KANSAS CITY, Mo. – A study released Nov. 10 by Informa Economics Inc. on behalf of the National Cattlemen’s Beef Association, the National Meat Association, the National Pork Producers Council and the National Turkey Federation Confirms what food-animal producers have suspected about a proposed federal rule on buying and selling livestock and poultry. This comprehensive economic analysis of the US Department of Agriculture’s proposed regulation found it would be bad for farmers and ranchers, consumers and for rural America.

Research shows the rule would result in job losses of more than 22,800, with an annual drop in gross domestic product by as much as $1.56 billion and an annual loss in tax revenues of $359 million.

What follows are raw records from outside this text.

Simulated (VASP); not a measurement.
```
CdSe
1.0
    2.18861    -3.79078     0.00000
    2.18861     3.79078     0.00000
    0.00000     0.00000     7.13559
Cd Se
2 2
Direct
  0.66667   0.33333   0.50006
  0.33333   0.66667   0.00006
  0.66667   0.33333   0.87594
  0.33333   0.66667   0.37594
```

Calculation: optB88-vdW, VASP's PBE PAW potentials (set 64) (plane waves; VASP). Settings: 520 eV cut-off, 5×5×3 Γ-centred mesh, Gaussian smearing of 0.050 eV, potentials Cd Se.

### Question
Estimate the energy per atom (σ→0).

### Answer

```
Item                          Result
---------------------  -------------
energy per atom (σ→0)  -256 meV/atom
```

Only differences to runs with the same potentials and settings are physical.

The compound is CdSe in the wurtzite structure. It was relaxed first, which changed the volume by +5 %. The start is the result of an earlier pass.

However, the impact will not be immediate, said Rob Murphy, senior vice president at Informa Economics. He said it may take two to three years to reach the levels projected in the study.

“Effects will have a very long tail,” Murphy said. “The affected industries will still be feeling an impact a decade or more into the future. All signs point to detrimental outcomes for small producers, the very ones the rule is designed to help.”

According to the food-animal groups, USDA’s regulation – which would be administered by the Grain Inspection, Packers and Stockyards Administration and is known as the GIPSA rule – would restrict marketing agreements between producers and meat packers, dictate the terms of production contracts, require additional paperwork, create legal uncertainty and limit producers’ ability to negotiate better prices for the animals they sell, among other things.

“Well, we are talking about nearly $1 billion in direct and indirect annual new costs for the beef industry,” said Bill Donald, NCBA president-elect and a third-generation Montana rancher. “And if this study is correct that 82% of these costs will fall on US cattle producers like me, then we will see a lot for sale signs in rural America. If the beef industry losses 494,000 head as this study suggests, we will see higher prices for food and a slow and painful death to the American rancher. I’ve spent my entire life working on my family’s operation. I’m not going to stand by and allow this administration to advance a rule that could put my family’s operation out of business.”

The rule would result in “ongoing and indirect” costs to the livestock and poultry industries – eventually borne by producers and consumers – of more than $1.64 billion, including nearly $880 million to the beef industry, more than $401 million to the pork industry and almost $362 million to the poultry industry, the Informa study found.

“The GIPSA rule is very vague and ill-defined, will create considerable uncertainty among producers and packers alike and will have a detrimental effect particularly on small producers,” said Doug Wolf, NPPC president-elect and a pork producer from Lancaster, Wis. “The bottom line is that the rule will add to the costs of buying and selling hogs, increase the risk of litigation and lead to more vertical integration in the pork industry, all of which means lost jobs and higher meat prices.”